# Duplicate Records in unix file



## cgjoker

Hi there.

I have a file with a unique id in the first 30 characters.

I want to identify duplicate records in a file that may have two of the same unique ids in the file.

Can someone help with this.???

so im thinking something like:

sort -u | ?? > duplicate_ids.log

thanks in advance.


p.s what would be even more handy would be if I can enter a range of field positions in the file that I want checked, so for an example say I want field 10 to 35 checked for dups, I would enter:

script.ksh 10 35


----------



## bpmurray

Assuming you're using a unix sort, either on unix or using cygwin, you can do the following:

First, to sort according to a key, you can use:
* sort --key=start[,end]

To sort keys, removing duplicates, use:
* sort -u

To sort keys, flagging duplicates, use:
* sort -c -u

If you actually want to list duplicates, I'd use a shell script that first sorts the data, and then uses AWK to identify duplicates.


----------



## cgjoker

Hey there...

I have got this going I think but it doesn't do exactly what I was hoping for...

sort -d -f -u ${file} > ${LOG}

so basically it is creating another file that is sorted and has the dups removed.

Id rather create a file that identifies only the dups rather than what its doing now which is the opposite.


----------



## bpmurray

Well, try a couple of scripts like:


Code:


sort -d -f -k 1.${start},1.${end} ${file} | awk -v pos1=${start} pos2=${end} -f foo.awk -

and the awk script is something like:


Code:


BEGIN { 
	firstRec = 1;
	lastKey = "";
	posn1 = pos1;
	if (pos2 > pos1)
	   slen = pos2 - pos1 + 1;
	else
	   slen = 0;
      }
      {
        if (firstRec != 1) {
           if ((slen == 0 && $0 == lastKey) ||
	       (slen > 0 && substr($0, posn1, slen) == lastKey)) {
              print "Record #" $NR ": " $0;
           }
        }
        if (slen > 0)
           lastKey = substr($0, posn1, slen);
        else
           lastKey = $0;
        firstRec = 0;
     }


----------



## cgjoker

Thanks...

I tried the first one:

#!/bin/sh

file=$1
start=$2
end=$3
sort -d -f -k 1.${start},1.${end} ${file} | awk -v pos1=${start} pos2=${end} -f foo.awk -

and got this error:

[user:] dups.ksh dupfile.dat 1 29
awk: 0602-533 Cannot find or open file -f.
The source line number is 1.

I put the awk script into foo.awk and placed the awk script into the same directory as my dups.ksh script.

any ideas?


----------



## cgjoker

Sorry, I think I need a little more direction with this one.


----------



## bpmurray

Oops - typo: It should read: 

awk -v pos1=${start} -v pos2=${end} -f foo.awk -

i.e. there should be an extra "-v" before pos2=

Apologies!


----------



## alphastode

Hi:

Your script only display records which are having duplicate for the string specified with start and end but what needs to be done to include records which are not duplicate so that out put records will have all uniq records.

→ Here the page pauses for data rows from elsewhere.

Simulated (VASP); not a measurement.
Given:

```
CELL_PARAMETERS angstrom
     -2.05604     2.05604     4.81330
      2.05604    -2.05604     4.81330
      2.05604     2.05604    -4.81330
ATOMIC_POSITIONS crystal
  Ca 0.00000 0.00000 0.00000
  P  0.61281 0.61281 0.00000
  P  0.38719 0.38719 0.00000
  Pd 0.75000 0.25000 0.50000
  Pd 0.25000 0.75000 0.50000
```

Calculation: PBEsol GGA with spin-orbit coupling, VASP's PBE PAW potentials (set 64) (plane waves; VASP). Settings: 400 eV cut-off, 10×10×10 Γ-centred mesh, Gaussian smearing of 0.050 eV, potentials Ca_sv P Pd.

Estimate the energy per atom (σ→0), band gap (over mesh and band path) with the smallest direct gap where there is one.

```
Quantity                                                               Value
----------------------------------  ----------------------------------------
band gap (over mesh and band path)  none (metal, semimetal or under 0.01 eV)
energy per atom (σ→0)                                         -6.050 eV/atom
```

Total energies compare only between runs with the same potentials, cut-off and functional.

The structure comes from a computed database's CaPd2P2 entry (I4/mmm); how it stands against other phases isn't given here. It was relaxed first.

like if input file has data:

11
22
22
33

then out put should be:
11
22
33

and currently your script is giving 

22 only.

Thanks in Advance

Alpha


----------



## bpmurray

The point of the awk script is to catch the dups. To only output unique recs, use:


Code:


sort -d -f -u -k 1.${start},1.${end} ${file}


----------



## Squashman

bpmurray said:


> The point of the awk script is to catch the dups. To only output unique recs, use:
> 
> 
> Code:
> 
> 
> sort -d -f -u -k 1.${start},1.${end} ${file}


Hey bpmurray.
Could he just sort the file first then pipe it to uniq or is that the same as what you are doing with the sort options.

sort -d -f | uniq -w30


----------



## bpmurray

The *-u* param to the sort means "unique", so it's the same thing really.


----------